Ingredients:
- 1 cup Chopped Raw Almonds
- 1 cup Chopped Raw Pecans
- 1/2 cup Pumpkin Seeds (Pepitas)
- 1/2 cup Flaked Coconut (unsweetened)
- 2 Tablespoons Ground Chia Seeds
- 1/2 cup Natural, Creamy Peanut Butter (unsweetened)
- 4 Tablespoons Unsalted Butter or Coconut Oil, melted
- 1/4 cup Keto Granulated Sweetener (erythritol/monk fruit blend)
- 1 teaspoon Vanilla Extract
- 1/2 teaspoon Fine Sea Salt
Instructions:
- Preheat oven to 300°F (150°C). Line a large, rimmed baking sheet completely with parchment paper.
- In a large mixing bowl, combine the chopped almonds, pecans, pumpkin seeds, flaked coconut, and ground chia seeds. Stir thoroughly.
- In a small saucepan, gently melt the peanut butter, butter or coconut oil, and keto sweetener together until just liquid and smooth. Do not boil.
- Remove the wet mixture from the heat and stir in the vanilla extract and sea salt until fully incorporated.
- Pour the wet mixture over the bowl of dry ingredients. Using a rubber spatula, mix until every nut and seed is evenly coated in the peanut butter mixture.
- Pour the mixture onto the prepared baking sheet. Spread it into an even layer and use the back of the spatula to press the granola down firmly. This compression is vital for creating large clumps.
- Bake for 12 minutes.
- Remove the sheet from the oven. Gently flip the edges inward, stirring only the top layer slightly. Re-press the entire mixture firmly back into a tight layer.
- Return to the oven and bake for another 10–13 minutes, or until the edges are deep golden brown.

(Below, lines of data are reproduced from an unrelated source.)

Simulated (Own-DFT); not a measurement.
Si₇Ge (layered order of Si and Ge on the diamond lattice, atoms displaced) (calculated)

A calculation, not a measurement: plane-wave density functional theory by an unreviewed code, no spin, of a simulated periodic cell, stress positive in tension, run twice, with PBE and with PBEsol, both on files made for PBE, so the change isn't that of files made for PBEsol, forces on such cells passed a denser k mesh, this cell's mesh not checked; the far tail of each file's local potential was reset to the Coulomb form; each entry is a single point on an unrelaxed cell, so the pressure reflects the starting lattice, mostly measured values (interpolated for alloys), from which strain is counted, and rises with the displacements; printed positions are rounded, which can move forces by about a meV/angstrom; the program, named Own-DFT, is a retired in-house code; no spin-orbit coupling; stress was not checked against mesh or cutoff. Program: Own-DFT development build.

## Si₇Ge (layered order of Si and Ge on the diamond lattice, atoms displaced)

- Remove the pan from the oven and place it on a wire rack. Allow it to cool completely (45 minutes minimum). Do not touch or stir until cold, as this allows the granola to harden and crisp up.
- Once completely cool, break the granola into large, rustic clusters. Store in an airtight container at room temperature.